### A simple example of using the gradient theorem

If a vector field $\dlvf$ is a gradient field, meaning $\dlvf = \nabla f$ for some scalar-valued function $f$, then we can compute the line integral of $\dlvf$ along a curve $\dlc$ from some point $\vc{a}$ to some other point $\vc{b}$ as \begin{align*} \dlint = f(\vc{b}) - f(\vc{a}). \end{align*} This integral does not depend on the entire curve $\dlc$; it depends on only the endpoints $\vc{a}$ and $\vc{b}$. If we replaced $\dlc$ by another curve with the same endpoints, the integral would be unchanged. Hence $\dlvf$ is conservative (also called path-independent).

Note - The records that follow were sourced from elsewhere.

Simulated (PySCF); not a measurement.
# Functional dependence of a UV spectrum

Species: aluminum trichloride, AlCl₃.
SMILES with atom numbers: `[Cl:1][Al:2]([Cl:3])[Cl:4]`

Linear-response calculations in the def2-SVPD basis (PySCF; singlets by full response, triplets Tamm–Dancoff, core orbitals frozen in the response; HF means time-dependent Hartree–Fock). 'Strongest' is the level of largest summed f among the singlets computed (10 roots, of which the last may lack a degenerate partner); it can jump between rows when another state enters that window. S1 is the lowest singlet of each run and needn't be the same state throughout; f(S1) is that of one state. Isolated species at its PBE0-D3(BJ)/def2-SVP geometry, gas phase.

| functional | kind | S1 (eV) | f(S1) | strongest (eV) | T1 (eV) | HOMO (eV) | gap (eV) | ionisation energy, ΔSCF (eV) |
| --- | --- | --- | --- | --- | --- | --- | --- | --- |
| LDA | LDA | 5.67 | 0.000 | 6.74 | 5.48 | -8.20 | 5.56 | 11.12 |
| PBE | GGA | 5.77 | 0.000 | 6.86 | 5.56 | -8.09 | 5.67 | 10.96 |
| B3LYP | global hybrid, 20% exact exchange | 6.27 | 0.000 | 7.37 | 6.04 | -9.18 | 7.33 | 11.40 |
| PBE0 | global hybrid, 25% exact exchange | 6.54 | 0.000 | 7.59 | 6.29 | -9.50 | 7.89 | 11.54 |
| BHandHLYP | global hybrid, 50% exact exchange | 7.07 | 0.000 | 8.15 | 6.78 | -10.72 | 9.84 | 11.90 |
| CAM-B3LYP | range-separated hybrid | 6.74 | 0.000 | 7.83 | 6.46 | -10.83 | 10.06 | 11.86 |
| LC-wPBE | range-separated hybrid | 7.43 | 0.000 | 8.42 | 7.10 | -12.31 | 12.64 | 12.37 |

As an example, consider $f(x,y) = xy^2$, and let $\dlvf(x,y) = \nabla f(x,y) = (y^2, 2xy)$. Since we wrote $\dlvf$ as a gradient, we know that $\dlvf$ must be conservative.

What is $\dlint$ where $\dlc$ is the path $\dllp(t)=(t^2,2(t-2)^3)$ for $1 \le t \le 3$? The starting point is $\vc{a} = \dllp(1) = (1,-2)$, and the ending pont is $\vc{b} = \dllp(3) = (9,2)$. Hence the integral must be \begin{align*} \dlint &= f(9,2) - f(1,-2)\\ &= 9(2^2) - 1(-2)^2 = 36-4=32. \end{align*}

We could also compute $\dlint$ the direct way using the parametrization $\dllp(t)$. The integral isn't difficult as it is just a polynomial, but it is messy, so we'll skip the details. \begin{align*} \dlint &= \plint{a}{b}{\dlvf}{\dllp}\\ &= \int_1^3 \dlvf(t^2,2(t-2)^3) \cdot (2t, 6(t-2)^2) dt\\ &= \int_1^3 ((2(t-2)^3)^2 , 2t^22(t-2)^3)\cdot (2t,6(t-2)^2) dt\\ &=\int_1^3 8(t(t-2)^6+3t^2(t-2)^5)dt\\ &=8 (32 t^2 - 96 t^3 + 120 t^4 - 80 t^5 + 30 t^6 - 6 t^7 + t^8/2) \bigg|_1^3\\ &= 36-4 = 32, \end{align*} which agrees with the first answer.

We should get the same answer for any path from $(1,-2)$ to $(9,2)$. Since $(9,2)-(1,-2) = (8,4)$, we let the curve $\adlc$ be the straight line path parametrized by $\adllp(t) = (1,-2) + t(8,4) = (1+8t, 4t-2)$ for $0 \le t \le 1$. This change is not a reparametrization of $\dlc$. The curve $\dlc$ was not a straight line, so $\adlc$ is a completely different curve, as you can see in the below figure, where $\dlc$ is shown in blue and $\adlc$ is shown in green.

The integral along $\adlc$ is \begin{align*} \lint{\adlc}{\dlvf} &= \plint{0}{1}{\dlvf}{\adllp}\\ &= \int_0^1 \dlvf(1+8t, 4t-2) \cdot (8,4) dt\\ &= \int_0^1 \left((4t-2)^2, 2(4t-2)(1+8t)\right) \cdot (8,4) dt\\ &= \int_0^1 (4-16t + 16t^2, -4 - 24 t + 64 t^2) \cdot (8,4) dt\\ &= \int_0^1 16(1 - 14 t + 24 t^2)dt\\ &= 16(t - 7 t^2 + 8 t^3)\bigg|_0^1 = 32. \end{align*} Indeed, we got the same answer again.

In this example, we were given the potential function at the outset, making the application of the gradient theorem particularly easy. If you aren't given the potential function, then to apply the gradient theorem, you'd need to test if the vector field is conservative and then find the potential function.